Los Angeles Police Commission President Steve Soboroff, who recently championed a push for LAPD officers to wear on-body cameras, said Saturday he was about $600,000 into a $1 million fundraising effort to bankroll the proposal.
Soboroff said the $1 million would buy as many as 500 cameras and "kick-start a massive process" for a pilot program that would have taken "years and years" to get off the ground using just city and public funds.
The on-body cameras would add to an existing program that incorporates patrol car cameras into Los Angeles Police Department practices.
The latest private donation for the on-body cameras was a $250,000 contribution from the Dodgers, according to Soboroff.
He said that thanks to the donation, he hoped to beat his previous deadline for the effort, shortening the 12 months to nine.
"If somebody can have a baby in nine months, we should be able to have cameras in nine. They're both miracles," he said.
Soboroff made waves at his first commission meeting last month when he announced that one of his first tasks was to bring on-body cameras to the LAPD within 18 months. A week later, he shortened that deadline to 12 months.
Dodger spokesman Steve Brener confirmed the team had made a donation to the Los Angeles Police Foundation for the purchase of the cameras, but declined to confirm the amount.
Sports executive and philanthropist Casey Wasserman also donated $250,000, while former Mayor Richard Riordan and entertainment executive Jeffrey Katzenberg donated "substantial" amounts, according to Soboroff.

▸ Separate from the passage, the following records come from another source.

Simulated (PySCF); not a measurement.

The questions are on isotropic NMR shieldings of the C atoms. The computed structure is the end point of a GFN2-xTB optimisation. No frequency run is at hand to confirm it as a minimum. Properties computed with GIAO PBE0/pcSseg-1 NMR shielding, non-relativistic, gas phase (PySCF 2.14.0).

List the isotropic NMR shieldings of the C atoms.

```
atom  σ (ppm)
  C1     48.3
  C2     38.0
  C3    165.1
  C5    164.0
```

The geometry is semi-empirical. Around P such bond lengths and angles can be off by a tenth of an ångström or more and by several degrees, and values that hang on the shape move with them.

"This is a once-in-a-generation possibility for major transformation for minor dollars," Soboroff said. "I felt like I could go to the private sector and tell this story, that there will be people who care enough and will want to be part of history. That indeed happened."
As early as next week, the department is expected to borrow as many 50 cameras from a vendor to conduct an initial study of the proposed program.
The development of the program would include working with the police union and the American Civil Liberties Union, Soboroff said.
"The purpose of these cameras is to help people on both sides of the camera -- for the protection of the officers and for protection of the public," he said. "These can go a long way in reducing incidents and complaints."